Instances when banker may dishonour customer’s cheque
A banker may dishonour customer’s cheque in the following cases:
- Insufficient Fund : The banker does not have sufficient funds to honour the cheque in full.
- Available Funds not proper : Funds to the credit of the customer are not applicable to the payment of the cheque (e.g., when the money is held in trust).
- The cheque not proper : The cheque drawn is ambiguous or of doubtful legality, irregular, materially altered, not duly presented, torn or mutilated.
- Signature not matching : The customer’s signature does not agree with the specimen signature in the bank’s record, or signature not properly done (e.g not signed by all the required signatories).
- Post Dated Cheque : The cheque is presented before the ostensible date of the cheque.
- Stale Cheque : The cheque is not presented within its validity (six months from the date of its issue).

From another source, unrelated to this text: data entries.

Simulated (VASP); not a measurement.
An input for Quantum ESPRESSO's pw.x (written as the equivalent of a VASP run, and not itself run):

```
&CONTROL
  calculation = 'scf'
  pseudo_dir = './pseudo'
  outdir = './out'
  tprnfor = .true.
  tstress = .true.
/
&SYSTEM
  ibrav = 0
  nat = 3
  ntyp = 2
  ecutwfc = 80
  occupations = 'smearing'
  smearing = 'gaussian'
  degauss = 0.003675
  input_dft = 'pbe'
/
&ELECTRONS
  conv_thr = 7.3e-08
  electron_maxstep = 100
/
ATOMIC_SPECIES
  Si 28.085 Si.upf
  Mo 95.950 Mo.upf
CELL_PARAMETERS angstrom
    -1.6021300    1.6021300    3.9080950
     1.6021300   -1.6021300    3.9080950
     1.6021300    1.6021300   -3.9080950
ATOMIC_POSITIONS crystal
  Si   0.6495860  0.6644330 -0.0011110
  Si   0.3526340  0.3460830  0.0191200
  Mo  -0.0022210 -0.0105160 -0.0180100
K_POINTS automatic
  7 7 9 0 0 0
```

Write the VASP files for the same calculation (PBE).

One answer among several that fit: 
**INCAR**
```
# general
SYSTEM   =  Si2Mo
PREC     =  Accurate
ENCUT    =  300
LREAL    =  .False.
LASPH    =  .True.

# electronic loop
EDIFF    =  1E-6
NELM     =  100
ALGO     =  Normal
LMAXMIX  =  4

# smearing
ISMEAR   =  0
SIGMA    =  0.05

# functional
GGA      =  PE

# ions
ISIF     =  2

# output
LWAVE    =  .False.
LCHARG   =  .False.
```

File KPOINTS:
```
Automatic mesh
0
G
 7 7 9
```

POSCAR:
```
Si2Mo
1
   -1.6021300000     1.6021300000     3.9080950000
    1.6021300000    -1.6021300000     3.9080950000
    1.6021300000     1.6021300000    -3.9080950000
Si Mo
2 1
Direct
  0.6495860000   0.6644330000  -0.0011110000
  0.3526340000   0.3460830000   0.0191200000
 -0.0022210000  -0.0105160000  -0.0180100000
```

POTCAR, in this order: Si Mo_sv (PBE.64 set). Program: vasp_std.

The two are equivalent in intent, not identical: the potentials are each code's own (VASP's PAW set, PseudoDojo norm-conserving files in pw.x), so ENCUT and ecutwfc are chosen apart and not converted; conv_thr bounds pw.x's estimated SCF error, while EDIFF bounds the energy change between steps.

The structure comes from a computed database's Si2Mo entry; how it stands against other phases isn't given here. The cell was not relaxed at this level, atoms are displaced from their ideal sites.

- Cheque presented at wrong branch : If the cheque is presented at a branch other than the one where the customer has the account.
- Set Off : The banker has a claim for set-off and the cheque is excess of the claim.
- Undated cheque: A banker is not bound to pay an undated cheque (cheque which does not contain any date on its face).
- Presentment after banking hours: The bank may refuse to pay a cheque if the cheque is presented after banking hours. But, a bank may pay a cheque even after business hours, at its discrection.
8.6 Instances when banker must dishonour customer’s cheque
A Banker must dishonour a cheque at the following instances:
- Customer becomes insolvent or an order of adjudication has been made against him.
- The customer orders the banker not to honour a cheque.
- The banker receives notice of the customer’s death or insanity.
- A garnishee or other legal order attaching the funds of the customer is served on the banker.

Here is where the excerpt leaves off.